Principal component analysis
In this chapter we will discuss how to use PCA method implemented in the mdatools. Besides that, we will use PCA examples to introduce some principles, which are common for most of the other methods (e.g. PLS, SIMCA, PLS-DA, etc.) available in this package. This includes such things as model and result objects, getting and visualization of performance statistics, validation, use of different kinds of plots, and so on.
Principal component analysis is one of the methods that decompose a data matrix \(\mathbf{X}\) into a combination of three matrices: \(\mathbf{X} = \mathbf{TP}^\mathrm{T} + \mathbf{E}\). Here \(\mathbf{P}\) is a matrix with unit vectors, defined in the original variables space. The unit vectors, also known as loadings, form a new basis — principal components. The components are mutually orthogonal and oriented in variable space to capture direction of maximum variation of data points.
The data points are being projected to the principal components. Coordinates of these projections in principal component space, known as scores, forming matrix \(\mathbf{T} = \mathbf{XP}\). Product of scores and loadings, \(\mathbf{TP}^\mathrm{T}\) gives coordinates of the projections in the original variable space. Matrix \(\mathbf{E}\) contains residuals — difference between position of projected data points and their original locations. This difference is a part of data variation, which PCA model does not capture, hence the name.

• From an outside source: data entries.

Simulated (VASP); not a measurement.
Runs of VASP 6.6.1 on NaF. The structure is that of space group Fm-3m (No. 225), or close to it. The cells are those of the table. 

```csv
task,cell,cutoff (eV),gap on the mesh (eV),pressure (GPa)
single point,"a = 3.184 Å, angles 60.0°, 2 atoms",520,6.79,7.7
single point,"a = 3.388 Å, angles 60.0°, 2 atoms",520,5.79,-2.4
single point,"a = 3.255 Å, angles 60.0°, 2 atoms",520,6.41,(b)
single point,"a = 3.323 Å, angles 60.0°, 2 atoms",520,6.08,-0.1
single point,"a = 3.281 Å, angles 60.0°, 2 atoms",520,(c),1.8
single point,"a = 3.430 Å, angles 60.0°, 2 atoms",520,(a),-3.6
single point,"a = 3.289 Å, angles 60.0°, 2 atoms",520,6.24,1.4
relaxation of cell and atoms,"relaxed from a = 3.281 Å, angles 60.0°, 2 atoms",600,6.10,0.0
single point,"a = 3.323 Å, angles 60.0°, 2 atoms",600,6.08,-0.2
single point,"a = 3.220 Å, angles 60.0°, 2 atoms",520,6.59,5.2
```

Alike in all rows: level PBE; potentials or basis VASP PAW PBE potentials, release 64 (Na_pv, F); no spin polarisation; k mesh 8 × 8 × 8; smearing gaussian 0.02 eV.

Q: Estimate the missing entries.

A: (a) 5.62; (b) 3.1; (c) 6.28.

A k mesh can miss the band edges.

If original data matrix has \(I\) rows (observations, objects) and \(J\) variables and PCA decomposition is made with \(A\) components, then matrix \(\mathbf{P}\) will have dimension \(J\times A\), matrix \(\mathbf{T}\) — \(I\times A\), and \(\mathbf{TP}^\mathrm{T}\) and \(\mathbf{E}\) will have the same dimension as the original data matrix, \(\mathbf{X}\).
Relationship between data objects and principal component space (PCA model) can be described using two distances (in some literature they are also called residual distances) — orthogonal distance, OD, and score distance, SD. The orthogonal distance is a squared Euclidean distance between the position of an object and its projection in original variable space. It can be computed by taking sum of squared values from matrix \(\mathbf{E} = \{e_{ij}\}\) along every row:
\[q_i = \sum_{j=1}^{J} e_{ij}^2\]
This distance usually is denoted as \(Q\) or \(q\). It can be considered as a lack of fit measure for this particular object.
The score distance is a squared Mahalanobis distance between the projection of the objects and the origin. It is a measure of extremeness of object and usually denoted as \(h\) or \(T^2\). The latter is used because Hotelling \(T^2\) distribution is often used to describe the distribution of the score distance values, so in many software the distance is called as Hotelling \(T^2\) distance. The distance can be computed using standardized scores (so score values for every component have unit variance).
\[h_i = \sum_{a = 1}^{A} \frac{t_{ia}^2}{\lambda_a} \]
Here \(\lambda\) are eigenvalues for the principal components, which correspond to the variance of corresponding scores.
Both score and orthogonal distances are important statistics allowing to assess how well objects are described by PCA model. They can be assessed visually, using the Distance plot, — scatter plot where orthogonal distance is plotted against the score distance for particular number of components. In mdatools this plot is called as Residuals plot due to some historical reasons.
Both distances can be described using theoretical distributions. This helps to identify regular and extreme objects as well as outliers. All details will be shown later in this tutorial.
There are several other methods, which can be used for decomposition of data similar to PCA. Some of them are Projection Pursuit (PP), Independent Component Analysis (ICA) and many others, that work in a similar way. The main difference among the methods is the way they find the orientation of the unit-vectors. Thus, PCA finds them as directions of maximum variance of data points. In addition to that, all PCA loadings are orthogonal to each other. The PP and ICA use other criteria for the orientation of the basis vectors and e.g. for ICA the vectors are not orthogonal.
There are several methods to compute PCA loadings, including Singular Values Decomposition (SVD) and Non-linear Iterative Partial Least Squares (NIPALS). Both methods are implemented in this package and can be selected using method
argument of main class pca
. By default SVD is used. In addition, one can use randomized version of the two methods, which can be efficient if data matrix contains large amount of rows. This is explained in the last part of this chapter.